A few weeks ago @socalitybarbie took the internet by storm posting the type of Instagram photos you see Instagrammers post. You know the stuff - people wrapped in blankets, overhead shots of Kinfolk magazine, people standing at the edge of the beach, drinking coffee, etc. A satire on the Instagram community that people are drawn to because... well... satire is really funny.
I actually know the guys at Socality and they are awesome! Doing great things and doing it the way that make sense to them. You can read their response to @socalitybarbie here.
Now here is what I see when I look at the Socality Barbie account. I see something/someone everyone secretly wants to be. Everyone wants hundreds of thousands of followers, people to like their photos, and fame in one way or another. If you hear someone talking on and on about how they don't care about followers it's probably because they actually do. People love feeling like they are loved. It's a desire deep down within our hearts. It's why we all want that special someone to fall in love and live happily ever after with! It's a real desire. And social media is often just a visual representation of that.
I am okay with the desire to want to be "famous"on Instagram. It doesn't bother me one bit. I get why people want to be famous on TV, in movies, etc. Fame brings things that look like a ton of fun. I have friends on Instagram who have literally traveled the world because they are famous on Instagram. That is so cool. And I would love that to be me.
For a while on Instagram I posted photos of people wrapped in blankets, foggy nature-scenery and all the other hipster stuff you see. I thought if I was just like "socalitybarbie" I would become famous and be able to take Brooke on a trip that someone else paid for. I thought being like all those other Instagramers was the key to being famous, credible and praised. I ended up thinking about what I could post so often that I would get stressed out about every follower I lost or gained. Did it get enough likes? Did people comment? Well what about the other photo I posted? Why does that have more likes?! I got a new follower!!! I lost four followers...WHAT IS LIFE!?!? And on an on. Pretty nuts, right?

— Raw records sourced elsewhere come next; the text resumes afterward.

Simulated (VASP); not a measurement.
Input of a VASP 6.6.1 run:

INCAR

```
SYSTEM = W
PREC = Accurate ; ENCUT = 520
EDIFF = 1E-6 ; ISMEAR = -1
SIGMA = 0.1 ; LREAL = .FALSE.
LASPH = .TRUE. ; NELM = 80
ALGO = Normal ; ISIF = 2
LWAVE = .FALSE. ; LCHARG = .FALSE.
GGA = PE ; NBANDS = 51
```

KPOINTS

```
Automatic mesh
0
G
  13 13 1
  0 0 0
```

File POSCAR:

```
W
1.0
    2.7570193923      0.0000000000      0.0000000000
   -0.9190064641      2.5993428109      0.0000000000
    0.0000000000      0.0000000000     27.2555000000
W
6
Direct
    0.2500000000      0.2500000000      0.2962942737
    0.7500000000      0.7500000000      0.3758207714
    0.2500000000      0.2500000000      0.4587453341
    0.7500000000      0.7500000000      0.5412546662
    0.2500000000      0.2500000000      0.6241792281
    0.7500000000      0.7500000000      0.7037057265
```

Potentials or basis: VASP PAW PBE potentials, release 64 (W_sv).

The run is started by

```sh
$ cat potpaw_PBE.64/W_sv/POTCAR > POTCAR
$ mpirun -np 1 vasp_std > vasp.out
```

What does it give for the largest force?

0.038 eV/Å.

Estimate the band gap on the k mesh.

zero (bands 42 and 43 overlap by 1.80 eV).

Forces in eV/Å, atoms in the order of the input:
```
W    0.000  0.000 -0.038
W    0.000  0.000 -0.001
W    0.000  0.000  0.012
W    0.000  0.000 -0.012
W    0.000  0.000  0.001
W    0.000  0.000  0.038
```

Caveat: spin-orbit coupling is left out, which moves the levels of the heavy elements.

But I am guessing that I am not the only one that has had those thoughts before...
And this is the part of the story where an awesome wife just makes your life better. One time, Brooke looked at me and said, "Who cares? Just post what you want. People should like you for you, not for who you are trying to be." Instantly I started thinking, "But what if people don't like it? What if I lose followers? What if I don't get as many likes then? What if? What if? What if?"
We spend so much time wondering what other people will think of us, when most likely, they are just wondering what we think of them. Why do we do that? I believe, deep in my heart, that a great God loves me, and yet... I am concerned whether one person on their phone will click the unfollow button? What is wrong with me? Why would I would rather post some overhead photo of a cup of coffee over a picture of someone I love? Why wouldn't I use Instagram as an expression of everything that matters to me instead of everything that seems to matter to others?
All that to say, back in 2014, I challenged myself to take a photo of what t-shirt I wore every single day. I love t-shirts (click play on the video above to see some of them). They are totally and 100% something that I care about and enjoy. But here is a confession: At first I thought the t-shirt thing would turn into a really big deal and people would send me shirts for free. And maybe even pay me to wear them. It didn't turn out like that one bit, but it did turn into something more than I could have ever imagined.
It flourished into me using Instagram to highlight shirts I love, yes, but more importantly it turned into me being myself on social media. It turned into the method with which I told the day to day story of my life. I told people about how I was feeling, what I was doing, what God was teaching me, how much I loved Brooke, how much I hated taxes, where I loved to eat, what I loved to listen to, what I was reading, where I was that day, and that MY DAUGHTER WAS COMING!
Throughout the year I cared less and less about who was following me and what they were liking, and more and more about being myself, telling my story and sharing about the loves of my life. I wasn't trying to be anyone else out there and that came with a lot of freedom. Freedom from what will someone think and all the bull crap anxiety that brings. It was awesome and people actually really loved it.
Because people love authenticity.
Here is my challenge to you. If you are a @socalitybarbie, then I would challenge you to become a former one. I am challenging you to tell your story the way you want to tell it, not the way everyone else is making you think you should tell it. If your life legitimately looks like people wrapped in blankets on the edge of ocean waves and rocky cliffs, then that's great, but if it looks a lot more like photos of dogs, your kids, what you're cooking for your family, the motorcycle you're building, and your fanny pack collection... well, that's great too. In fact, I'd follow that.